Monday, October 17, 2016

Inlining — main is special

I wrote in my previous post that I assumed Jason compiled using the -O2 optimization level for the example in his CppCon 2016 talk, as it worked for me when I used -O3. But I was wrong – Jason used -O3, but his example was slightly different compared to mine. I used the function
int bar()
{
    return std::string("a").size() + std::string("b").size();
}
that optimizes to just returning a constant, while Jason used
int main()
{
    return std::string("a").size() + std::string("b").size();
}
which does not optimize. The only difference is the name of the function...

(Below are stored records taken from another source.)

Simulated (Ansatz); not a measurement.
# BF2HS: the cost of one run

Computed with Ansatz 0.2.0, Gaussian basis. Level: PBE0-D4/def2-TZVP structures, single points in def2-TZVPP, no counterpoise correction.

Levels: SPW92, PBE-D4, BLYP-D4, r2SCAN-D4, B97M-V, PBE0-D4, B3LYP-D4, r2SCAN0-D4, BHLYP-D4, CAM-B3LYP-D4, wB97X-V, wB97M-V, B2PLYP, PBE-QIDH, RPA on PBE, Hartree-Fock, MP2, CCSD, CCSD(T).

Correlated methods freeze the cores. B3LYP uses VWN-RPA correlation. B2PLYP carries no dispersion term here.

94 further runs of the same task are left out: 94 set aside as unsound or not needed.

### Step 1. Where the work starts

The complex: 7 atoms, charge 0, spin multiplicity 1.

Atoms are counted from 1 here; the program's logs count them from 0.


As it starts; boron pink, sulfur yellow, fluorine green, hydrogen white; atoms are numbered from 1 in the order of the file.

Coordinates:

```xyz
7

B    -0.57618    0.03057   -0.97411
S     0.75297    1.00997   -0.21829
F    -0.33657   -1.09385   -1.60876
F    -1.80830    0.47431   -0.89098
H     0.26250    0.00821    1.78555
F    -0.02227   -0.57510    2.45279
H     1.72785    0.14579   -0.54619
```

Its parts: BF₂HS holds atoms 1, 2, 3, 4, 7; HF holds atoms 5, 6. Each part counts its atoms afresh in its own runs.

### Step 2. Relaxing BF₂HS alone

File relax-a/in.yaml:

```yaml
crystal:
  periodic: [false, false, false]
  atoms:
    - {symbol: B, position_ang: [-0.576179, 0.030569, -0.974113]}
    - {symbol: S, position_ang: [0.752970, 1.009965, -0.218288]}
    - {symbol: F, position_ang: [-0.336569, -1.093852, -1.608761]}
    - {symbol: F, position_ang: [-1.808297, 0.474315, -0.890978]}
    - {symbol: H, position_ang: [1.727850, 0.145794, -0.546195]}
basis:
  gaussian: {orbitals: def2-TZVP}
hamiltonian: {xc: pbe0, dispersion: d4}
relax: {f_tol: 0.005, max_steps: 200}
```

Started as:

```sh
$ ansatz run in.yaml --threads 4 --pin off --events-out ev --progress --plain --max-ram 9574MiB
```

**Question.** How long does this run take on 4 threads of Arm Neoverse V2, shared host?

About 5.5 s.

The reason for the difference is that GCC knows that main is special — it has the property that it is called only once. That is, it is a cold function, which makes the inlining less aggressive.

GCC is propagating the "called only once" information where possible, so functions for which the compiler can see all callers (such as static functions, functions in an anonymous namespace, or when compiling using -fwhole-program) are also marked as "called only once" if they are called exactly once from such a function. For example, the compiler can see that bar is called only once in
static int bar()
{
   return std::string("a").size() + std::string("b").size();
}

int main()
{
    return bar();
}
and the string code is not inlined. Removing static prevents GCC from marking bar as called only once (as it could be called from outside the translation unit), and the string code will now be inlined.

On the other hand, if the "called only once" function contains loops, then GCC can infer that it makes sense to optimize the content of the loop as it is executed multiple times. So for example
int main()
{
    int k = 0;
    for (int i = 0; i < 10000; i++)
        k += std::string("a").size() + std::string("b").size();
    return k;
}
gets the strings inlined, and it optimizes to
main:
    mov     eax, 20000
    ret

Sunday, October 16, 2016

C++ and code inlining

Jason Turner mentions in his CppCon 2016 talk that GCC optimizes the function
int foo()
{
    return std::string("a").size();
}
to just a return of a constant value
_Z3foov:
    movl    $1, %eax
    ret
while
int bar()
{
    return std::string("a").size() + std::string("b").size();
}
generates a less optimized result involving calls to constructors, destructors, etc. The difference between the two cases comes from how GCC handles inlining.

The basic idea behind the GCC inliner is to inline greedily as long as it estimates that the code size does not increase too much (where the growth limit depends on optimization level, if the function is hot/cold, etc.). One important special case is functions that are called exactly once — they do not increase code size if they are inlined, as the inlining just moves the code from the callee into the caller.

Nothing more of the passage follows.